The teradataml Script function is an interface to the SCRIPT table operator (STO) object in the Analytics Database. See the SCRIPT section of Table Operators in Teradata Vantage™ - SQL Operators and User-Defined Functions, B035-1210 for details about SCRIPT table operator.
You can use Script function to execute natively in Vantage a user-installed script against data from an Analytics Database table via the SCRIPT table operator. To do this, the Teradata In-nodes Interpreter and Add-ons language packages must be installed in advance in the target Analytics Database nodes.
- script_command: specifies the command or script to run,.
- script_name: specifies the name of the user script.
- files_local_path specifies the absolute local path where user script and all supporting files like model files, input data file reside.
- returns: specifies output column definition, which is a dictionary specifying column-name to teradatasqlalchemy-type mapping.Users can pass a dictionary (dict or OrderedDict) to the returns argument, with the keys ordered to represent the order of the output columns. The preferred type is OrderedDict.
- data: specifies a teradataml DataFrame containing the input data for the script.
- data_hash_column: specifies the column to be used for hashing.

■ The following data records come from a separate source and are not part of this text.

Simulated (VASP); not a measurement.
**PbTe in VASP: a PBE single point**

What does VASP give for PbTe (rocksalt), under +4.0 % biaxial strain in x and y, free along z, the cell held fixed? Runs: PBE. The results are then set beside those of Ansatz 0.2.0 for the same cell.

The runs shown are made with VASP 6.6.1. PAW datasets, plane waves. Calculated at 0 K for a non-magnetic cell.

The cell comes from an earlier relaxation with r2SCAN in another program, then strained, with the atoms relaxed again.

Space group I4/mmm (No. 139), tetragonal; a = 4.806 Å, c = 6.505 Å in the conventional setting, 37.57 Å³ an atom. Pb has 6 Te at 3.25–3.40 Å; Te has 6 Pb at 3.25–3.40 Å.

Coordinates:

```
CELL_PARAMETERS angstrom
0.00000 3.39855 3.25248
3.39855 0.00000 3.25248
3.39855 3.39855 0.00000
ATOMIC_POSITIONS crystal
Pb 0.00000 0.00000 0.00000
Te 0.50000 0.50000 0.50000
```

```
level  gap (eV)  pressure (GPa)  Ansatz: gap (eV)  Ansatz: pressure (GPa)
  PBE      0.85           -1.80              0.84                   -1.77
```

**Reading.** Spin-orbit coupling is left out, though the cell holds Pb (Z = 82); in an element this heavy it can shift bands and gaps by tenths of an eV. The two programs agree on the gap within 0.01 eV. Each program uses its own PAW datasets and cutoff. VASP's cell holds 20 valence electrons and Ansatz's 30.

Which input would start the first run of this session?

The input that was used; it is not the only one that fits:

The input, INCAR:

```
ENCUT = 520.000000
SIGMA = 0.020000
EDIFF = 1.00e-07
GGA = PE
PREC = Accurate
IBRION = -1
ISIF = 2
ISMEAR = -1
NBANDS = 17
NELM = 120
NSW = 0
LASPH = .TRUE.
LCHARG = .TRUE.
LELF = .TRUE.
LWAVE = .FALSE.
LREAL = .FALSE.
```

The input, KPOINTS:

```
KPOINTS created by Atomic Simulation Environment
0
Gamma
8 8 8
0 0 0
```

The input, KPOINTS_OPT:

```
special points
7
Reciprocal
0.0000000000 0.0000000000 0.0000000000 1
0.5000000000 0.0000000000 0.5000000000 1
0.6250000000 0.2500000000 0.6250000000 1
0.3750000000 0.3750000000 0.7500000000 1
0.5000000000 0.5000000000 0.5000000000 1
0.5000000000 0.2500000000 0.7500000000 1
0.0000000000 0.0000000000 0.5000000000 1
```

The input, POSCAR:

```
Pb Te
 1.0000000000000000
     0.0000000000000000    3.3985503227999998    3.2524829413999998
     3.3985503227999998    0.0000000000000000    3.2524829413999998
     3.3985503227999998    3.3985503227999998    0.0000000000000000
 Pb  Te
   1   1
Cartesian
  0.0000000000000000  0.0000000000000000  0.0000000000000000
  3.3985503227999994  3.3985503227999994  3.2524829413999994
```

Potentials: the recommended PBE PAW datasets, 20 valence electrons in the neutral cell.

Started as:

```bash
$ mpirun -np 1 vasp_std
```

The rows in the data will be redistributed to AMPs based on the hash value of the column specified. The user-installed script file then runs once on each AMP. If there is no data_partition_column, then the entire result set, delivered by the function, constitutes a single group or partition.
data_hash_column can not be specified along with data_partition_column, is_local_order and data_order_column. - data_partition_column: specifies Partition By columns for data.
- data_partition_column can not be specified along with data_hash_column.
- data_partition_column can not be specified along with "is_local_order = True".
- is_local_order: specifies a boolean value to determine whether the input data is to be ordered locally or not.
Default value is False. When set to True, data is ordered locally.
- This argument is ignored, if data_order_column is None.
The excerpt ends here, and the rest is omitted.